Dec 3, 2021 - News

Des Moines home construction dipped dramatically in 2020

Illustration of a pattern of houses, most of them cut out with emptiness behind them.
Illustration: Brendan Lynch/Axios

Home development dipped by nearly 50% in Des Moines last year as compared to 2019, city permit records obtained by Axios show.

  • Permits issued through November of this year are ahead of 2020 numbers, but still well below the 2019 level.

Why it matters: Some developers are questioning whether a zoning overhaul approved by the city in late 2019 is to blame.

What they're saying: Dan Knoup, executive officer of the Home Builders Association of Des Moines (HBA), told Axios that the 2019 zoning changes are too restrictive.

The other side: Michael Ludwig, the deputy director of DSM's Development Services Department, called 2019 an exceptional year, when the pace of construction more than doubled.

  • The most recent trends are more typical of DSM's housing patterns, he said.

Yes, but: DSM's dip countered national trends and occurred while home construction in most of the metro continued to grow, according to permit data collected by the HBA.

  • Metrowide permits for single-family dwellings and townhouses increased by almost 22%, from 3,613 to 4,398 last year, according to HBA data shared with Axios.

Between the lines: Des Moines also approved changes to its tax abatement program last month that will narrow incentives for projects started after the end of this year if they don't meet enhanced efficiency standards.

  • Additionally, an all-electric requirement intended to eliminate the use of fossil fuels will be considered next year as a condition for future tax abatement qualification.

The big picture: DSM leaders are trying to encourage smarter building practices and plan better for the city's future.
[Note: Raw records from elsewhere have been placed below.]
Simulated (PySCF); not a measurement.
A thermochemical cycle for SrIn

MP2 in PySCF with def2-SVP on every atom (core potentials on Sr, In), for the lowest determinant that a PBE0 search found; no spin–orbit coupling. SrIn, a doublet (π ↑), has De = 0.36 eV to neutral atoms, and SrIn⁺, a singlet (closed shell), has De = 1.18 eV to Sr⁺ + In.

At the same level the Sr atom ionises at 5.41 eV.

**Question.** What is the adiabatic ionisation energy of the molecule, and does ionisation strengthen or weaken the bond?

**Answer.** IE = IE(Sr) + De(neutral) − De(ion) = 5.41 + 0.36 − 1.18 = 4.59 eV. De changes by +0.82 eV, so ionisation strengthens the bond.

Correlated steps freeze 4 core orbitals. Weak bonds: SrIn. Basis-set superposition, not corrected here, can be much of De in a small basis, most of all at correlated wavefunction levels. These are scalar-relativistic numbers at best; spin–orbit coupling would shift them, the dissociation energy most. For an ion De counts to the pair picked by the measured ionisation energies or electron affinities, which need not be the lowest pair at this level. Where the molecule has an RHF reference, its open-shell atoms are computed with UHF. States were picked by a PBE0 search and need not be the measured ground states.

  • The zoning rewrite in 2019 was the first in almost 60 years and it is intended to work alongside the city's long-term development plan.
  • New flood reduction requirements are part of a larger metro movement that has also been approved in Clive, Windsor Heights, Waukee, Urbandale and Johnston.

The bottom line: Lots of factors play into development but Des Moines' housing construction dip deserves ongoing review.

  • The city's development dial may need further tuning.